The wreck on Route 24 killed Andrew Klein, 65, a Forest Hill resident and president of Klein’s Family Markets — a Shop-Rite subsidiary — and Tripp Johnson, 7, who was in second grade at William Paca/Old Post Road Elementary in Abingdon. Four others were also injured in the crash.

Watson’s attorney Brian Thompson collated over 100 national, regional and local news articles about the crash, arguing the case’s publicity would preclude his client from a fair trial. The public scrutiny, combined with the victim’s profile in the county, were reasonable grounds to move the proceedings somewhere else — proceedings that every local judge in Harford County has recused themselves from, he argued.

“The victims in this case were lifelong members of Harford County,” Thompson said. “It is not just the publicity ... it is the noteworthiness of the victims in this case.”

Trying to impanel a jury in Harford County would be a waste of the court’s resources, and that it would be better off transferring the proceedings to avoid the sunk cost and “an appellate issue” arising from an unfair trial, he said. Thompson pointed to numerous negative comments posted to social media as evidence of the community’s leaning on the case, which he printed and submitted to the judge in a thick purple binder.

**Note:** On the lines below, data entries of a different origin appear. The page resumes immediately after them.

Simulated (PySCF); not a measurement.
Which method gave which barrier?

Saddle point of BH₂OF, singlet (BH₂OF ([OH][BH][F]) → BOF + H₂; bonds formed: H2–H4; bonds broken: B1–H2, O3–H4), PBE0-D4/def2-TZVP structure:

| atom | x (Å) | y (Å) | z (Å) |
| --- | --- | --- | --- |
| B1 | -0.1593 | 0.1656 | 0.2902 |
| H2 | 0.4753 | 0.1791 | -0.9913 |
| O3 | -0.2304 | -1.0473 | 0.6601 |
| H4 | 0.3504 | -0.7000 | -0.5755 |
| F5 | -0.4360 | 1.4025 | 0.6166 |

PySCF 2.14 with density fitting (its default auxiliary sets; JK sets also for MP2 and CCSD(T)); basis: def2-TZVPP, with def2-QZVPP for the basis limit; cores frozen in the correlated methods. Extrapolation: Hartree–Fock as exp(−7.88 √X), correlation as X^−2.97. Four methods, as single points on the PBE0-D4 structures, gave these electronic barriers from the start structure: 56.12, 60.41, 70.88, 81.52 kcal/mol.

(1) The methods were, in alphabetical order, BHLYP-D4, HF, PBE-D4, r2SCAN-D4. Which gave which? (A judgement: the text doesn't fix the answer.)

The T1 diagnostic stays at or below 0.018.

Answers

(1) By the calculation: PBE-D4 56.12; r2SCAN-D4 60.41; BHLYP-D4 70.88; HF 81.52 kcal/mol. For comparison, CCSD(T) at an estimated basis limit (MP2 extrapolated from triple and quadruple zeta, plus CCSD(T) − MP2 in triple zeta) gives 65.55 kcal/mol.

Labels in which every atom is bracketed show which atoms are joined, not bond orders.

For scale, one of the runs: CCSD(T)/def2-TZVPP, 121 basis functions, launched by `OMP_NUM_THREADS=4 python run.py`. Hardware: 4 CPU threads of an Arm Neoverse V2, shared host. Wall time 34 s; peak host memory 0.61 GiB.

Assistant State’s Attorney Cristin Treaster argued that the standard for changing a trial’s venue is not whether finding an impartial jury is improbable, and that the court should only change locations if it is truly impossible to find an impartial jury. She also said that the articles Thompson cited were purely factual and did not get into any of the “trickier” issues, which she would not elaborate on at Wednesday’s hearing because of media presence in the courtroom.

“You cannot expect a jury to be ignorant to the facts,” she said. “What matters is if they can set that preconceived notion aside and hear the evidence.”

Daniels decided to leave the door open on the motion to change venues. He said that the court would attempt to assemble a jury in Harford County, but would move the trial if such a panel could not be found. He reasoned that, given the case’s profile and coverage by national media outlets like the Associated Press, a resident of neighboring Baltimore County would be as aware of the case as a citizen of Harford.

“If we cannot pick a fair and unbiased jury in this case, I will grant your motion,” Daniels told Thompson. “We are going to do whatever has to be done, regardless of logistical issues.”

Though Daniels was not sure if he had been assigned to the trial, he said he would be “very liberally granting” prospective jurors’ excusals for cause — reasons that disqualify prospective jurors from participating in a trial. He also anticipated drawing a larger jury pool for the selection process.

The attorneys and judge concurred that a trial would likely span approximately two weeks between jury selection, proceedings and jury deliberation.

A supporter of Watson’s present at the hearing declined to comment on the proceedings.

Treaster would not say why the judges recused themselves from the cases after the hearings.

Online court records do not show a scheduled trial date for Watson. The trial was last postponed on Jan. 13.